Sophie

Sophie

distrib > Mandriva > 2010.0 > i586 > media > contrib-release > by-pkgid > 1a3cbdc4584a84178934b536f4bcebeb > files > 7

perl-Apache-Filter-1.024-6mdv2010.0.noarch.rpm

NAME
    Apache::Filter - Alter the output of previous handlers

SYNOPSIS
      #### In httpd.conf:
      PerlModule Apache::Filter
      # That's it - this isn't a handler.
  
      <Files ~ "*\.blah">
       SetHandler perl-script
       PerlSetVar Filter On
       PerlHandler Filter1 Filter2 Filter3
      </Files>
  
      #### In Filter1, Filter2, and Filter3:
      $r = $r->filter_register();  # Required
      my $fh = $r->filter_input(); # Optional (you might not need the input FH)
      while (<$fh>) {
        s/ something / something else /;
        print;
      }
  
      #### or, alternatively:
      $r = $r->filter_register();
      my ($fh, $status) = $r->filter_input(); # Get status information
      return $status unless $status == OK;
      while (<$fh>) {
        s/ something / something else /;
        print;
      }

DESCRIPTION
    In basic operation, each of the handlers Filter1, Filter2, and Filter3 will
    make a call to $r->filter_input(), which will return a filehandle. For
    Filter1, the filehandle points to the requested file. For Filter2, the
    filehandle contains whatever Filter1 wrote to STDOUT. For Filter3, it
    contains whatever Filter2 wrote to STDOUT. The output of Filter3 goes
    directly to the browser.

    Note that the modules Filter1, Filter2, and Filter3 are listed in forward
    order, in contrast to the reverse-order listing of Apache::OutputChain.

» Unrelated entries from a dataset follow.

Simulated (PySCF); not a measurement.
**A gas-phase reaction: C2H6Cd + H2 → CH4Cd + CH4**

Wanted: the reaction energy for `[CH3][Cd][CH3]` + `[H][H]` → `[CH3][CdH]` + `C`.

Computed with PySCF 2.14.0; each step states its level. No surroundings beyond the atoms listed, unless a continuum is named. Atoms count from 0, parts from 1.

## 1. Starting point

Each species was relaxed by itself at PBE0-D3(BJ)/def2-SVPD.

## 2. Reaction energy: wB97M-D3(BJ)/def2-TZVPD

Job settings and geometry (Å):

    When you've got this module, you can use the same handler both as a
    stand-alone handler, and as an element in a chain. Just make sure that
    whenever you're chaining, all the handlers in the chain are "Filter-aware,"
    i.e. they each call $r->filter_register() exactly once, before they start
    printing to STDOUT. There should be almost no overhead for doing this when
    there's only one element in the chain.

    Currently the following public modules are Filter-aware. Please tell me of
    others you know about.

     Apache::Registry (using Apache::RegistryFilter, included here)
     Apache::SSI
     Apache::ASP
     HTML::Mason
     Apache::SimpleReplace
     Apache::HTML::ClassParser (part of HTML_Tree distribution)

METHODS
    Apache::Filter is a subclass of Apache, so all Apache methods are available.

    This module doesn't create an Apache handler class of its own - rather, it
    adds some methods to the Apache:: class. Thus, it's really a mix-in package
    that just adds functionality to the $r request object.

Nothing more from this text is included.